I was not able to make it to last night’s tree hearing at Town Hall, but the Recorder has a reasonably good summary of the proceedings:
Seven trees on Norwood Street once slated for removal are now safe, and gas line installation in tree belts will be on hold until at least Monday, according to Director of Public Works Donald Ouellette.
Ouellette said the work will be on pause until a preliminary injunction hearing in Franklin County Superior Court Monday. That hearing was scheduled after concerned residents objected to the removal of seven trees on Norwood Street. The trees were to be removed to allow Berkshire Gas to easily install gas lines.
Ouellette’s announcements came during a public tree hearing Thursday, when the city discussed the potential removal of 19 trees along various streets, including the seven trees on Norwood Street.
Ouellette said gas lines were already replaced on Norwood Street, and that the seven trees posted for potential removal are not going to face the ax after all.
The removal of the trees came under scrutiny when one resident, Glen Ayers of 254 Davis St., filed a complaint along with 21 other residents, including his partner Mary Chicoine.
More than 30 residents showed up to Thursday’s hearing, with several objecting to the removal of trees unless replacement trees are planted.
“Trees are living entities,” Sandra Boston of Abbott Street said after the meeting. “I want trees treated like entities of our community.”
After several objections to trees being cut down, Ouellette said he would ask Berkshire Gas to stop going through tree belts to replace gas lines today.
I’m glad to hear that this current piece of work is on hold (at least for now), but there remains the larger open question of what Greenfield’s overall strategy regarding its tree canopy actually is.
Greenfield has a tree ordinance, and it has a Tree Warden. However, the focus of the tree ordinance is the handling of individual trees—what to do if a particular tree needs to come down or if a resident requests the planting of a tree. Nowhere in the ordinance is there any notion of what we as a town want in terms of tree cover or how we want to manage the town’s trees on an ongoing, strategic basis.

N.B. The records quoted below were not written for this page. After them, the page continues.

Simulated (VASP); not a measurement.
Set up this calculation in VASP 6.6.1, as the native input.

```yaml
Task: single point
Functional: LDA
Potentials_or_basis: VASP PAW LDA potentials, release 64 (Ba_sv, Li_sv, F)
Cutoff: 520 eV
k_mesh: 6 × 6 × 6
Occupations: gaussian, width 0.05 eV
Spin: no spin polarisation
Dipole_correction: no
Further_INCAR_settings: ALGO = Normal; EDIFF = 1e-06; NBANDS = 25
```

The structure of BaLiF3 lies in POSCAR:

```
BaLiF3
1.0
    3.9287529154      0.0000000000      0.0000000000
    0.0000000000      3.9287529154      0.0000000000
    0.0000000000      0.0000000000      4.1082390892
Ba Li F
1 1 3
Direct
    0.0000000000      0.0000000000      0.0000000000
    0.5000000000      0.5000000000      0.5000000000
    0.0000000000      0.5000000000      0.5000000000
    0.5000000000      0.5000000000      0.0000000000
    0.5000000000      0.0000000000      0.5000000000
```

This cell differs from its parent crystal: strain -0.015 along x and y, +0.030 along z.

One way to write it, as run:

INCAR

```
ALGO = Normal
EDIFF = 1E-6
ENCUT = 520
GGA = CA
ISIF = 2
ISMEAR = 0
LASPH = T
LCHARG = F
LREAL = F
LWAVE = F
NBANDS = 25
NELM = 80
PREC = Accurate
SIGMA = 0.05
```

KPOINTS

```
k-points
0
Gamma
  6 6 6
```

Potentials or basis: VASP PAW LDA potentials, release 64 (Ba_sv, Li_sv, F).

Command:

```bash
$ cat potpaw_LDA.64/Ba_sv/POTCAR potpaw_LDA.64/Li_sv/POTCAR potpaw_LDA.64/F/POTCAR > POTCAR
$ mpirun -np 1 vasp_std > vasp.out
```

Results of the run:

As for the Tree Warden, it is an appointed position in Greenfield, as opposed to an elected position as is more standard in other Massachusetts cities. Furthermore, the person currently in that role is a DPW employee, and as such, has little latitude for independence from the DPW and its Director.
Absent a strategic plan or vision for Greenfield’s trees and an empowered, fully independent advocate for that plan, we will always be left with conflicts like the one currently going on around Norwood Street. It is great that a bunch of folks turned out last night and spoke up, but that is not a sustainable model for preserving our existing stock of trees, much less replenishing or expanding it.